Saturday, July 24, 2010

Track Review: “Little Faith” by The National

Songs by The National uniformly have momentum: you get the sense you’re being carried somewhere, even if the destination is shrouded in Matt Berninger’s lyrics. But getting there often means taking a song and bending it in new directions. On the band’s fourth album, Boxer, these moments are striking: the steady piano march postscript to “Slow Show,” which shuts the door on whatever optimism the song had to that point generated; or near the mid-point of “Guest Room,” when Berninger bows out briefly and we’re left with a nervous guitar line that gives the song one final push towards its conclusion.
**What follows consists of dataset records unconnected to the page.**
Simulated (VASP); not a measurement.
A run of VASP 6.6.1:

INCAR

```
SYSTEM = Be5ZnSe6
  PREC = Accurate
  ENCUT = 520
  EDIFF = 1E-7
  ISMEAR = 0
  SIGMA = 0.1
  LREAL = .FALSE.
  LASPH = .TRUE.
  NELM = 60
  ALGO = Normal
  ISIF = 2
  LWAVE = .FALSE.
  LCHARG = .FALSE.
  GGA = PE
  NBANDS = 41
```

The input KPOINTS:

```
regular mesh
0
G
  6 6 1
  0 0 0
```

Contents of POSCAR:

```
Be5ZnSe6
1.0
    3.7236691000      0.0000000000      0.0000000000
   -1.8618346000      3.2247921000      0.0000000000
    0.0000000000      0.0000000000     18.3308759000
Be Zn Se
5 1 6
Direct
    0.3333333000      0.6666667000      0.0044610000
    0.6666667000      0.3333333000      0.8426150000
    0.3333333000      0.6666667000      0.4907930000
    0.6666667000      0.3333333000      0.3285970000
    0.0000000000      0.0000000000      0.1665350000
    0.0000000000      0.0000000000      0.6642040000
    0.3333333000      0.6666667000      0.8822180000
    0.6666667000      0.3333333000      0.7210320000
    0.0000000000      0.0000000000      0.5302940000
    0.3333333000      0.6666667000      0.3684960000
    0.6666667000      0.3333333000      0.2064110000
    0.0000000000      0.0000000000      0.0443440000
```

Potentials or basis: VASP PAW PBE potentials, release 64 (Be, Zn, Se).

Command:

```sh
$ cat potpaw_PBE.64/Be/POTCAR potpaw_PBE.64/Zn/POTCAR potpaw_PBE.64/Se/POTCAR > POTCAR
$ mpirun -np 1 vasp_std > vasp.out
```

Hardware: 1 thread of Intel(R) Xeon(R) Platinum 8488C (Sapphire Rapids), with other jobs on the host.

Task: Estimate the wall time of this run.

Little Faith,” the fourth track on the National’s latest full-length, High Violet, produces such a moment and gives it all the room it needs to grow. It’s a shame, then, that the track could be dismissed as an interlude: the two tracks that follow complement each other so perfectly that they easily steal most of the attention in the middle-third of the album. (The anxiety that builds throughout the fifth track, “Afraid of Everyone,” is finally swept away in the cathartic refrain in “Bloodbuzz Ohio.”) But “Little Faith” is the National is at its brooding best, with Berninger ruminating on the dangerous consequences of having nothing to do with nowhere to go. While Berninger’s rich baritone usually emerges as the centerpiece of the National’s songs, the instrumentation here gets the proper creative treatment. Two-thirds of the way into “Little Faith,” the percussion stops for a moment and strings turn figure 8s around a pitter-patter guitar melody, giving Berninger just the right context to admit that he’s in on your little secret: “Don’t be bitter, Anna / I know how you think / You’re waiting for Radio City to sink.” That gorgeous image of clouds parting? Yeah, I saw it too. This is no ordinary bridge. It’s a revelation.